Among the many roles that liberal candidate De la Calle has assumed in his life, it was the title of chief negotiator that he will be most known for, alongside his fervent opposition of the finalised peace accord between the Colombian government and the FARC.
The man from Caldas moved to Manizales to make a name as a lawyer and as the 90s came along he grew in stature among the liberal left in Colombian politics, so much so that he was contesting for the presidency during as the last major narcotraffic battles were being fought.
His initial conflict for the leadership on the left came against Ernesto Samper but he wasn’t victorious in that 1993 battle, taking instead the vice-President position under Samper for 3 years. His early efforts were very much behind the scenes, for example, his instrumental electoral reforms that allowed for the reintegration of a number of demilitarised groups including the M-19 PRT, EPL and Quintin Lame.
His eventual resignation in 1996 lost him the respect of many of Samper’s followers and he has since been trying to regain the support of the Colombian left. However, he has still managed to wrest a diplomatic post from his superior, assuming the mantle of Ambassador of Colombia to the United Kingdom.

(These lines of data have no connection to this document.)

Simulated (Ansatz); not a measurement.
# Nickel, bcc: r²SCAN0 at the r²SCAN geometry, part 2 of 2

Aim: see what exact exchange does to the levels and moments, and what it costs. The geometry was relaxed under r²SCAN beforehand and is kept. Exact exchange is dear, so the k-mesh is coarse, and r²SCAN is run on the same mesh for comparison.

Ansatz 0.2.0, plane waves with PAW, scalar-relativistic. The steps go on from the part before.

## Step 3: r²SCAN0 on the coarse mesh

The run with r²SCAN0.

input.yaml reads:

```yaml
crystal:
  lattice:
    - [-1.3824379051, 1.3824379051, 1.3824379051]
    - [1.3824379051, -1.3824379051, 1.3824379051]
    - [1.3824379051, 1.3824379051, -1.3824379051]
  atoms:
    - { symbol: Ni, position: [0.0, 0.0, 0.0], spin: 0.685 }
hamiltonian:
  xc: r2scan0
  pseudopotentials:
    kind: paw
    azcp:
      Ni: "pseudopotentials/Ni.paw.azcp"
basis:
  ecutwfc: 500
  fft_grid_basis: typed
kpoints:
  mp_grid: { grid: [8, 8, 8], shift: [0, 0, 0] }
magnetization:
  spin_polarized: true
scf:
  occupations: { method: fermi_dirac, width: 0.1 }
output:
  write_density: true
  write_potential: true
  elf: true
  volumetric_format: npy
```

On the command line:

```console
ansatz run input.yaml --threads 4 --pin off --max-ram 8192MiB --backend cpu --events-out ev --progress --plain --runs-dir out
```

And then September 2012 came, along with the role that would burden history itself; he was installed as chief negotiator for the government by President Santos tasked with bringing about a peace deal with the FARC that would end half a century of conflict with the rebel group. Handed a historical moment, de la Calle became the government’s face which ended in the peace accord that earned Santos the Nobel Prize, but his chief negotiator much of the blame for its failings. De la Calle eventually called for the accord to be renegotiated.
His most recent battle for the liberal leadership saw him ward off Juan Fernando Cristo to take the lead role for the Liberal Party. His platforms for the 2018 all lean towards the marginalised, be it marching for environmental rights or aiming to add up to a million jobs a year, as well as aiming to ensure equal access to justice and healthcare.
As fate would have it, he is trailing in the most recent polls to Gustavo Petro, a former member of M-19 that his reforms would have helped rehabilitate back into mainstream political life. The left may be salivating at their options this time round, but if they are for Humberto ‘from the block’ they have yet to show it as both Petro and more centrist candidate Sergio Fajardo seem to be winning the heart of the center at present.
Runnning on the slogan of ‘Yo soy de la Calle’ (I’m from the block), is yet to resonate among working class voters. A poet, diplomat and a lawyer, de la Calle is yet to choose which identity to choose from, be it the lyrical, diplomatic or adversarial, that will win him a surge in public support.